Humble pie

Deep dish strawberry-rhubarb pie.

Pie makes you feel comforted, warm, and loved—especially if someone else makes it for you. As with most things, the homemade variety trumps store-bought every time. It’s as if you can taste the love and care. For those who make pie, there’s one more element sought by our discerning palate: perfection.

Pie success is built on the quality of the crust. The crust supports and frames the pie, encasing the centre goodness in a golden sweet pastry shell. If the pastry is too hard, each bite has the eater wiggling the fork back and forth to break through the tough bottom layer, and eating the outside edge requires picking it up and biting lest the fork fling the crust off the plate as tines fail to grab hold. If the crust is too soft, the pie becomes soggy and unable to hold it’s shape, ashamedly spilling forth its guts. It still tastes good (let’s be clear about that), but it may as well have been a fruit crumble.

I’ve been experimenting with gluten-free crusts for pumpkin pies, trying both press-crumb and pastry recipes with success, but haven’t yet attempted a non-wheat pie with a top crust. The issue is the flexibility and flakiness of the pastry to hold together and yet break easily when pierced through. The gluten found in wheat is a key component for achieving this exalted pastry state.

Rolling out the spelt, oat and sorghum flour crust.

The price of organic berries being what it is, combined with the seasonality of the fruit makes risk-taking in the pie department an unsavoury prospect. So for the strawberry-rhubarb pie I made last weekend, I compromised with a spelt, oat, and sorghum pastry crust. Spelt is an old species of wheat that contains gluten, though some claim it is easier to digest than wheat gluten. It’s also described as having a nuttier flavour, and is possibly more nutritious. I was delighted with the result. The pastry performed to spec and tasted better than any regular wheat crust I’ve ever made.

Despite the importance of the crust, it is the filling that defines the pie. Berries, stone fruits and apples, all manner of flavoured creams, pumpkins and sweet potatoes, meringues and mincemeat (does anyone actually eat mincemeat?), there are countless types of pie. A pie for everyone, you might say.

Strawberries and rhubarb filling, a classic summer combination.

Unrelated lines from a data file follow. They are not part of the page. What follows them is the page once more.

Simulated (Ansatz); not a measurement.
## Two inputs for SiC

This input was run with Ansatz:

My weekend pie featured a classic summer combination of two much-loved foods ripe at the same time, strawberries and rhubarb. The rhubarb I picked from my container garden, the small narrow stalks supplemented with this year’s frozen and much sturdier rhubarb from my mother-in-law’s suburban yard. Things got a bit tricky with the choice between local, pesticide-ridden berries or organic ones from California, and this time organic won the contest.

Having chosen the ingredients and crafted the pie, all that remains is to serve and eat it. For the non-makers of pie, this moment is filled with anticipation. For the devoted pie makers, this is a time of testing. When you serve pie, slicing through the flaky crust to reveal the heart within is not unlike ritual sacrifice. It can be messy. You cut the pie, then watch anxiously as that first piece is removed.

Does the filling hold?

The moment before perfection was lost and wisdom was found.

Mine did…at first. Then dark candy-pink strawberry-rhubarb syrup oozed out to cover the bottom of the pie plate. Covered it completely. Then, despite the faultless crust, the strawberries began a slow, stately slide from the wounded sides of the slice. Perfection was out of reach.

But the pie was sublime.

Perhaps failing in the pursuit of perfect pie has made me ridiculously philosophical, but it seems that pie has some life lessons to share. Not the least of which may be to strive for perfection as you define it, but know that messy tastes just as good.